You are viewing a plain text version of this content. The canonical link for it is here.

Posted to users@spamassassin.apache.org by Geert Mak <po...@verysmall.org> on 2011/07/13 09:44:54 UTC

improving the score for specific types of spam

hello,

recently we had two specific types of spam getting very low score (about 3) and going through -

a) one was about Armbanduhren (wrist watches in German) or Edelarmbanduhren (luxury wrist watches) - all in that direction.

b) the other was about all kind of Job offers

as i could not figure out how to increase their score in spamassassin and as they had repeatable keywords which are usually not in our correspondence, i currently process them on postfix level with a small header_checks and body_checks regex.

does somebody know a way to improve spamassassin so that the score for these specific types of spam (which are quite massive the last months in Austria)?

thanks,
geert

Re: improving the score for specific types of spam

Posted by Martin Gregorie <ma...@gregorie.org>.

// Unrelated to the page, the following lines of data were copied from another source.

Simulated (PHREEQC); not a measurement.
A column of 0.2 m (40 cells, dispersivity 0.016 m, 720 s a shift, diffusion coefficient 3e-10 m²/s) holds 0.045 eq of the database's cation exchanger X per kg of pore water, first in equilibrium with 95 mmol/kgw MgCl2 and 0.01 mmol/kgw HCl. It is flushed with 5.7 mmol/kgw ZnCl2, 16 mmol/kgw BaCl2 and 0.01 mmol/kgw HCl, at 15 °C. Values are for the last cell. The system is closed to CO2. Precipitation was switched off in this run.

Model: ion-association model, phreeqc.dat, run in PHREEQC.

On Wed, 2011-07-13 at 15:29 +0200, J4K wrote:
> On 07/13/2011 02:43 PM, Martin Gregorie wrote:
> > On Wed, 2011-07-13 at 14:06 +0200, J4K wrote:
> >
> > I assume you tested it as well as running it through lint ("spamassassin
> > <spam_sample.txt"), so is it firing on samples of that type of spam?
> >
> > Comments: As written the rule won't work because __PR2 assumes that the
> > domain name starts at the beginning of the URI but you said that the
> > URIs typically contain a user name and '@'. Also, I'd probably
> > generalise __PR2 to something like:
> >
> > uri  __PR2 /(joblists.com|gb-totaljob.com)/i
> >
> > on the assumption that when you wrote 'europ-joblist.com' you meant
> > 'europ-joblists.com'. This change will probably run faster and possibly
> > catch more spam too, especially if there is a Canadian or Scandinavian
> > office.
> >
> >
> > Martin
> >
> >
> Thank-you Martin.  I modified the rule as suggested. I
> 
> I ran it through spamassassin > test.txt, but the rule was not triggered
> even though the Subject was: Vacancy - apply online, and the content
> contained the email address: Trenton@totaljoblists.net
> I looked with -D, and there is no mention of PRIVATE_RULE1.
> 
Indeed. the __PR2 regex won't match "joblists.net" though it would if
you changed it to:

	/(joblists\.(com|net)|gb-totaljob\.com)/i

I strongly suggest you learn a bit more about Perl regular expressions,
either from one of the many tutorials on the 'net or by getting a copy
of the O'Reilly "Camel" book 'Programming PERL'.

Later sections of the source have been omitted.